It’s incredibly easy to fall in love with the iPad, even for one who, at first, was resistant to its blandishments. Its luscious interface, exquisitely responsive touch and app-powered flexibility are enough to win over even hardened Apple cynics.

But, let’s face it, the Kindle is better in bed. At least, it is when it comes to reading books.

I’ve been reading ebooks in bed first with the original Sony Reader, then with the next-gen Reader, the original Kindle, the second-gen Kindle and, now, the iPad. The iPad is lousy in bed.

Why? Because it’s too heavy and too slippery. Unless you’re the type who reads sitting propped up against pillows, you’re going to find the iPad an uncomfortable bedmate.

Reading with the Kindle is pretty much like reading a small paperback book. It’s light in the hands and the absence of backlighting makes it easy on the eyes, too.

Reading in bed with the iPad, on the other hand, is more like reading a hardback or, at least, a Robert Ludlum paperback. After a while, you’ll find your hands going numb, and although you can adjust the lighting level and the colour of the page, the backlighting takes its toll if you read for more than an hour or so. I also defy anyone to use a cover-less iPad in bed for any length of time. That beautiful shiny tablet slips around in your hands, providing no purchase. You’ll definitely need to slip it into a cover and that adds a few more ounces to its weight.

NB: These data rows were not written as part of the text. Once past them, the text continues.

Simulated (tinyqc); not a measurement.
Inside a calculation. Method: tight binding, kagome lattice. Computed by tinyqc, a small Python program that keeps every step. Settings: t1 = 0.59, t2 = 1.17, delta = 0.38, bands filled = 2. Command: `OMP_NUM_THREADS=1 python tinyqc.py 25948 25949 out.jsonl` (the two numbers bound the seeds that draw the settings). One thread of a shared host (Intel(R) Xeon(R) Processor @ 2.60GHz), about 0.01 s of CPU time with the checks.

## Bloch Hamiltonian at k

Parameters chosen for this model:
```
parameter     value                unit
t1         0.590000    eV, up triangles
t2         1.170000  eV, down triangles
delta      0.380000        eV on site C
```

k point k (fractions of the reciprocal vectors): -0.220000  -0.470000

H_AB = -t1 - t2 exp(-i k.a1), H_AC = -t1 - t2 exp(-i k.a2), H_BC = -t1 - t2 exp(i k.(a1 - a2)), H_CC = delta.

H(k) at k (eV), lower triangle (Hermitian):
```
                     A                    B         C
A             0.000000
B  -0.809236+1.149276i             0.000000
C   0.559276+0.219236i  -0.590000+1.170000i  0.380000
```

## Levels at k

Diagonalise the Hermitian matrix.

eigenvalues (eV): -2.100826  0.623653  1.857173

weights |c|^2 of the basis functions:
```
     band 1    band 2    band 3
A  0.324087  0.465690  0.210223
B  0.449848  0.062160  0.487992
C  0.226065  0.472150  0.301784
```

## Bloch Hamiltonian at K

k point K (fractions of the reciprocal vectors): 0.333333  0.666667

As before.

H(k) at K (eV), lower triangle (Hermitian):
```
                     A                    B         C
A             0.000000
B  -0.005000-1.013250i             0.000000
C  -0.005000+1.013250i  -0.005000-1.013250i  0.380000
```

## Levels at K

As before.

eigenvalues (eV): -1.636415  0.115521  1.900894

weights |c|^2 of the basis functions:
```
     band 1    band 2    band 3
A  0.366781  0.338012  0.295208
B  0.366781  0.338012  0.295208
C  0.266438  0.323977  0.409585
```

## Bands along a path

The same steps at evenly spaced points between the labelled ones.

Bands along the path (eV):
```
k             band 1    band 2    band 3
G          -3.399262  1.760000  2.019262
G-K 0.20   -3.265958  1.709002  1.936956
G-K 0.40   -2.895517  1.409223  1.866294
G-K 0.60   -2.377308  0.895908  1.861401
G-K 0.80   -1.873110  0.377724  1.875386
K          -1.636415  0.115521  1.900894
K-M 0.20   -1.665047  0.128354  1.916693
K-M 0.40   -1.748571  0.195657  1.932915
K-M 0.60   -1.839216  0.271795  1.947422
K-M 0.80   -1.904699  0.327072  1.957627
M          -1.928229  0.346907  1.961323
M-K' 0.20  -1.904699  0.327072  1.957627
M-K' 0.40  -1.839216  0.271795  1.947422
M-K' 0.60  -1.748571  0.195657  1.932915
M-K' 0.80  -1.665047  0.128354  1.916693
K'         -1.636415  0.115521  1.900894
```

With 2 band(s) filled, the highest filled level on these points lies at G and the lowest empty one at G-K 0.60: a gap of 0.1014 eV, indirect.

What the iPad does well in bed

Despite these drawbacks, there are several pluses to the in-bed experience with the iPad. The backlighting is handy if you wake in the middle of the night and want to read without turning on a light. You’ll want to drop the brightness down to read in the dark, especially if you don’t want to disturb your partner, but it’s much easier using the iPad in this way than trying to read a Kindle with a book light attached.

There’s also the delight of being able to read all sorts of stuff on the iPad while you’re in bed. You’re not limited to books: surf the web, read The New York Times, catch up with your favourite RSS feeds, do a crossword. It’s all at your fingertips with the iPad; not so with the Kindle.

But the iPad’s weight really is a drag and it makes all the difference. If you’re tossing up between the Kindle and the iPad because you’re primarily interested in reading ebooks, the bedtime experience is one good reason to go with the Kindle.